Later, in college, history was
one of my academic specialties, and I was immersed in its disciplines in a
serious way for the first time. I found its sheer complexity, the intricacy of
the human relationships it described, and the story of the sweep of human
events over space and time deeply compelling, even though the often mind-numbing
details of human life sometimes overwhelmed me.
I began to wonder why the story of our species was so strange, why it
took so many unexpected turns, and why human affairs so often came to
disastrous ends.
I became a high school teacher,
and plunged into the challenges of trying to educate often distracted and
disinterested teenagers. Somewhat to my own surprise, one of the subjects I
became interested in early in my career was physical anthropology. Although I
had been trained as a history and political science teacher, I found that my
research had left me without answers to some of my most pressing questions.
Since I passionately wanted to know why
human history had turned out as it did, it occurred to me that I needed to know
what kind of animal had made and been
affected by this history, suspecting that the two questions were deeply
interconnected. From that time onward my anthropological studies affected my
interpretation of human history. I studied the basics of human evolution,
taught both physical and cultural anthropology for a while (although I did not
acquire a formal degree in those subjects) and went on to complete a master’s
degree in history. I also taught sociology, government and politics, early
American history, and various aspects of European and general world history.
And as I grew and matured in my academic work, I became more and more convinced
that I could not know where we were
and how we had gotten there without knowing what
we were. Little did I know the many
avenues down which the pursuit of answers to these questions would lead me
IV.
When you teach history for enough
years, it begins to dawn on you that human life has developed in ways that seem
to defy any logical analysis. It also occurs to you that humanity’s life on
this planet today is so complex and filled with interrelated variables that no
one can really foresee in any detail what might happen in the future, despite
the tiresome cliché that humans “learn” from history. (From where I stand, it
seems that they have learned very, very little from it.) Anyone who sees a plan of some sort in all of
this is more perceptive than I, because I cannot, for the life of me, discern
one. If we were to take the most intellectually gifted human being in the world
of 10,000 years ago and show him or her something of the nature of human life
today, I am pretty sure that person would have virtually no comprehension of
it, and would be completely at a loss to explain how it got that way. If that
strikes you as too extreme of a case, let us take a person from the year 1000
CE and carry out the same exercise. Looking at the aftermath of ten centuries
of relentless change would leave that person bewildered and shaken. There would
be, of course, some institutions he or she, if a European, might recognize—the
Roman Catholic Church, for example—but even that would be fantastically
different from what it was a thousand years ago. The majority of the Church’s
adherents now live in places the person from 1000 CE, if he or she were a
European, did not even know existed.
And this medieval-era genius would, I am pretty sure, be utterly at a loss to
explain what had happened to produce the world of the 21st century.
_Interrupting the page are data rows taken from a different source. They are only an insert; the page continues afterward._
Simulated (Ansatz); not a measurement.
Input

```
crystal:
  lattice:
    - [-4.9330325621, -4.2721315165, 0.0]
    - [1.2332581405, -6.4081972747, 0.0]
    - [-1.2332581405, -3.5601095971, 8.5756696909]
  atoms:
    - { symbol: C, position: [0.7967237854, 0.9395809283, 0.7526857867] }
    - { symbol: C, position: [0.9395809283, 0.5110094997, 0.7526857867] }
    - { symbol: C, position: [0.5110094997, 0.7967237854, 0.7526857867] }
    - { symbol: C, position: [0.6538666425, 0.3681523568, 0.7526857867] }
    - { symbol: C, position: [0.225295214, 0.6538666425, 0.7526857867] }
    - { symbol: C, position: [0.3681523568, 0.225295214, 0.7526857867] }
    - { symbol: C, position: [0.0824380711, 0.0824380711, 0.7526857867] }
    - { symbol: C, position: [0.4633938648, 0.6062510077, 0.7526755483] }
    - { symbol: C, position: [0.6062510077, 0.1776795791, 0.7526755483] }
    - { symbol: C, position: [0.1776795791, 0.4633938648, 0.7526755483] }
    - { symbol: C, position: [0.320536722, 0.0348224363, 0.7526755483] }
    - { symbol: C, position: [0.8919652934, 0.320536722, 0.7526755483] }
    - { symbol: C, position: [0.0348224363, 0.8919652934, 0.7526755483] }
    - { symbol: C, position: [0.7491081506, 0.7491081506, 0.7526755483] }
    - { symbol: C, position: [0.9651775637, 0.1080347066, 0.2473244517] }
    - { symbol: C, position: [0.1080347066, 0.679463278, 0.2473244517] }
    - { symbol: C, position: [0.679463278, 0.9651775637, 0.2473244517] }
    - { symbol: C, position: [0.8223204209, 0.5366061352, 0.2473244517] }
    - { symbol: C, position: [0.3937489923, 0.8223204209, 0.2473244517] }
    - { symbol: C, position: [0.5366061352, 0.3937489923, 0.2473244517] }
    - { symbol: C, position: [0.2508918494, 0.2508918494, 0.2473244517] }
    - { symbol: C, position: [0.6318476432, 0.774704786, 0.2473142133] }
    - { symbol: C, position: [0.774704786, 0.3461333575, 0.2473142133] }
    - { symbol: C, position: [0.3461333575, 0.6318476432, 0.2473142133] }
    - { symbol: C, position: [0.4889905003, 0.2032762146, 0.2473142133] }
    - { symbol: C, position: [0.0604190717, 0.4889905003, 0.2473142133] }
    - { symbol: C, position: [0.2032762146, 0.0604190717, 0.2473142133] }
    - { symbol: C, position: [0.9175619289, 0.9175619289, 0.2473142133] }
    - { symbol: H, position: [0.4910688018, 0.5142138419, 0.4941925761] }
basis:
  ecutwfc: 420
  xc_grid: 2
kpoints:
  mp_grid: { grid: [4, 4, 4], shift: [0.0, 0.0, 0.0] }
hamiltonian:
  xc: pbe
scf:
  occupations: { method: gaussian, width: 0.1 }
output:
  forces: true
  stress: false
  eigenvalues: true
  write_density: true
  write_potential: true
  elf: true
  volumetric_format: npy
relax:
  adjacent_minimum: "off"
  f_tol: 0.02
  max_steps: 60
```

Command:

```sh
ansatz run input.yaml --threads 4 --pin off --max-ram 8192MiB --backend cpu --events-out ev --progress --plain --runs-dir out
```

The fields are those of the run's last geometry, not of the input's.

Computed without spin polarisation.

If the most intelligent person in the world of 1000 CE were African, he or she
would be shocked at the vast upheavals that ten centuries of change inflicted
on Africa (as well as the true immensity of the continent’s landmass). If he or she were Chinese or Indian, all of
the empires and dynasties that comprised the political reality of their worlds
would be gone. If the person were a pre-Columbian Native American, the virtual
eradication of the multitudinous native cultures of the Americas would probably
seem nothing less than an utter catastrophe, the coming of which would have
been completely unexpected.
Even the most brilliant individual from the world
of 1900 would have difficulty giving a coherent explanation of how the world of
today came to be the way that it is. If he or she had not seen it or studied it
themselves, it is unlikely that they would grasp the enormity of the political,
scientific, technological, and social changes that have swept across this
planet since the last year of the nineteenth century. But we shouldn’t feel a
sense of superiority over our hypothetical observers from 10,000, 1,000, or a
little over 100 years ago—we’re in exactly the same situation in regard to the
future as they are in relation to us. Despite our confident assertions and
computer-based prediction models, we have not any more of a clue about what the
world will really be like in 100 years than our observer from 1900. And any
attempt to predict the nature of the world 1,000 or 10,000 years hence would be
laughable, or simply an example of science fiction.
Moreover—and in a more humbling
way—we still aren’t sure ourselves of how
the past produced the world we have now. In fact, it is my opinion that the
world is now so vastly complex that no person, however well educated, keenly
informed, and gifted with fluid intelligence, really understands more than a
small part of it in detail. The
dilemma, as I see it is that humans, possessing a consciousness that only
permits them to understand their own situation partially, are forced
to act on incomplete information, whether they realize it or not. There are so
many variables acting on any one of these situations, so many chains of
consequence intersecting each other at each moment, so many synergies at
work, and so many unanticipated outcomes being set into motion by them, that no
human or even set of humans can predict the ultimate effect of any given
action. Obviously, very simple actions (such as the act of picking up a pencil
off the floor) are less consequential and less affected by variables, but the
more our actions involve other people and
the larger physical world around us, the more unpredictable their outcomes will
be. Huge events, such as wars, for example, generate incomprehensibly huge and
complex consequences, ones far beyond our collective ability to understand.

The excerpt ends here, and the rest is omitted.